Several factors lead to the concentration of wealth and prosperity into the automotive and radio industries. First, during World War I both were significantly improved upon. Both had existed before, but radio had been mostly experimental. Due to the demands of the war, by 1920 automobiles, radios, and the parts necessary to build these things were being produced in large quantities; the work force in these industries had been formed and had become experienced. Manufacturing plants were already in place. The foundation existed for the automotive and radio industries to take off.
Second, due to federal government’s easing of credit, money was available to invest in these industries. The federal government favored the new industries as opposed to agriculture. During World War I the federal government had subsidized farms, and paid absurdly high prices for wheat and other grains. The federal government had encouraged farmers to buy more land, to modernize their methods with the latest in farm technology, and to produce more food. This made sense during the war when war-ravaged Europe had to be fed too. However as soon as the war ended, the U. S. bluntly stopped its policies to help farmers.

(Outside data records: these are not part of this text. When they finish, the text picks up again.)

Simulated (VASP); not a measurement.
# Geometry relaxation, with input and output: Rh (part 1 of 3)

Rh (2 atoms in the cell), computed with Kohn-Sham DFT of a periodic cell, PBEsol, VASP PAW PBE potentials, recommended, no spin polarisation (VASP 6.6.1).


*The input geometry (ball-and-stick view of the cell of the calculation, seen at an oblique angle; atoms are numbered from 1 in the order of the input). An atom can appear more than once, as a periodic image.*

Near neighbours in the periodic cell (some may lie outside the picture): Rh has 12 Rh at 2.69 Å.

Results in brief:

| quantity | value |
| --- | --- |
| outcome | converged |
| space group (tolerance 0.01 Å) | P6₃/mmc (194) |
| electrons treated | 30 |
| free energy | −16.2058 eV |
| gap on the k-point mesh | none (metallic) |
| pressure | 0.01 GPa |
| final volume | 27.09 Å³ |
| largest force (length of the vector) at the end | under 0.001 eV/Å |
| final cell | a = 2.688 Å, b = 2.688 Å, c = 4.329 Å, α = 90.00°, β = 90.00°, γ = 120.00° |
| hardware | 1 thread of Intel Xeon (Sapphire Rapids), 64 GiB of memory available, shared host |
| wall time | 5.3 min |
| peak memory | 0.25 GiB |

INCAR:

During the war the United States government had paid an unheard of $2 a bushel for wheat, but by 1920 wheat prices had fallen to as low as 67 cents a bushel. Although modest attempts to help farmers were made in 1923 with the Agricultural Credits Act, farm and food prices tumbled and farmers fell into debt. The problem with such heavy concentrations of wealth and such massive dependence upon essentially two industries is similar to the problem with few people having too much wealth.
The economy was reliant upon the radio and automotive industries to expand, grow, and invest in order to prosper. If those two industries were to slow or stop, so would the entire economy. The economy prospered greatly in the 1920’s. This prosperity was not balanced between different industries, when those industries that had all the wealth concentrated in them slowed, the whole economy did. The fundamental problem with the automobile and radio industries was that they could not expand because people could and would buy only so many cars and radios.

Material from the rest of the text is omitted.